A Cryptographic Checksum for Integrity Protection
Fred Cohen
Lehigh University

This paper describes a cryptographic checksum technique for verifying the integrity of information in computer systems with no built-in protection. The technique is based on the use of repeated encryption using an RSA cryptosystem as a pseudo-random number generator (PRNG), the use of a user specified key as a seed for the PRNG, and reduction in a pseudo-random modulus as a means for mixing user specified information with generated numbers.

Keywords: Information Protection, Integrity, Cryptography, Cryptographic Checksum, Pseudo-Random Numbers

1 - Introduction

Interest in authentication codes for integrity assurance has persisted for a long time, and is now a major application of cryptography. Historically, integrity protection mechanisms have been designed to protect transmitted information from illicit creation, deletion, and/or modification, but recent events have demonstrated that integrity protection in information systems and networks may be a more pressing problem than was ever previously suspected [1].

In transmission, it is fairly usual to assure the integrity of information by using a cryptographic authentication transform which is held by parties at both ends of the communications media. This allows the recipient to assure that information has not been illicitly modified in the media. The major difference between typical communications media and typical storage media is that in a storage media information is typically available for observation and modification over an extended period of time, whereas in a communications media, a more urgent sense of timeliness is typically required in order to launch a serious attack.

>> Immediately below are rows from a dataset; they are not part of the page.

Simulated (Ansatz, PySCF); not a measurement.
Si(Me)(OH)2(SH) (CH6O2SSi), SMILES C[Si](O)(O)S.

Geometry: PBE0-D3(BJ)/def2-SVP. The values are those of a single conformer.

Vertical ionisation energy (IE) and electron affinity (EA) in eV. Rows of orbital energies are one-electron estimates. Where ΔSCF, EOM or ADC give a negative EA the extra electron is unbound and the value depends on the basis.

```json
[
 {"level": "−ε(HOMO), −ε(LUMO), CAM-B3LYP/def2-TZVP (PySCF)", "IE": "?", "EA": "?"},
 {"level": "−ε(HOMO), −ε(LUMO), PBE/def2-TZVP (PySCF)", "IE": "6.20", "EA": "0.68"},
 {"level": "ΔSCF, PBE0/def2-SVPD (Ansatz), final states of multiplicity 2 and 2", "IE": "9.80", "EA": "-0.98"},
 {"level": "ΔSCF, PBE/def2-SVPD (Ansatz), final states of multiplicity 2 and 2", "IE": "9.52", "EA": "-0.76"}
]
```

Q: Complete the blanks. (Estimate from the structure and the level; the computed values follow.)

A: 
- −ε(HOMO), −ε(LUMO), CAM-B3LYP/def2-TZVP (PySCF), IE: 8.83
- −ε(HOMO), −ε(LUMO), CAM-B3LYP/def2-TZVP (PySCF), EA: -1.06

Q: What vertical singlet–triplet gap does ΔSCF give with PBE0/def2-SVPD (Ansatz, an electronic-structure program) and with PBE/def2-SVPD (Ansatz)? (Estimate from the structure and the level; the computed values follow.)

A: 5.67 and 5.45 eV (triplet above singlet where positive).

The use of cryptographic checksums to verify integrity has been studied for use in systems with no built in protection mechanisms [2], and it appears to be a feasible method for increasing the complexity of undetected modification of information. The major problem with such a mechanism is in the placement of tests within the system so that an attacker cannot determine the locations of the tests and thereby circumvent them. In systems with built-in protection mechanisms, it is possible to use cryptographic checksums to substantially reduce the space required by the operating system for maintaining integrity [3].

The major problem with the cryptographic checksum technique used in [3] is that its performance is unacceptably slow for practical use due to the performance limitations of the RSA cryptosystem [4]. A recent hardware device [5] has brought RSA performance up to the rate of 6500 bits/second, but this rate does not even approach the rate necessary for practical authentication of large files at run time (i.e. 1 Mbyte would take over 20.5 minutes). The only present systems that offer reasonable cryptographic protection and high performance in a cryptographic checksum operation are based on private key cryptosystems, and the use of such systems prohibits the application proposed in [3].

In this paper, we examine a technique for testing information to assure that is has not been modified. We perform this test by using a cryptographic checksum 'C' generated as a function of a user specified key 'Kd' and the original information. By testing that the checksum hasn't changed, we may verify the integrity of the information at a later date. Our system is based on a combination of the RSA cryptosystem and a lower quality multiplicative ring cipher in such a manner as to assure to a reasonable degree that the system cannot be violated, while providing sufficient performance for applications such as that in [3]. The major advantages of our method are:

2 - Cryptographic Authentication in Information Systems

Upon program creation or after legitimate modification, the user applies an authentication algorithm A(K,F) under a key (K) to a file (F) to generate a checksum (Ct) which is the image of F under A(K,F) at time t. In order to check the file for subsequent modification, the user again applies A(K,F) under K to the (possibly modified) version of F at time t' (F') to generate a checksum (Ct') which is the image of F' under A(K,F) at time t'. We then compare Ct to Ct' to assure that they are equal, and in the case that they are different, conclude that either F' is a corrupt version of F, or that Ct was generated with a different key than Ct'.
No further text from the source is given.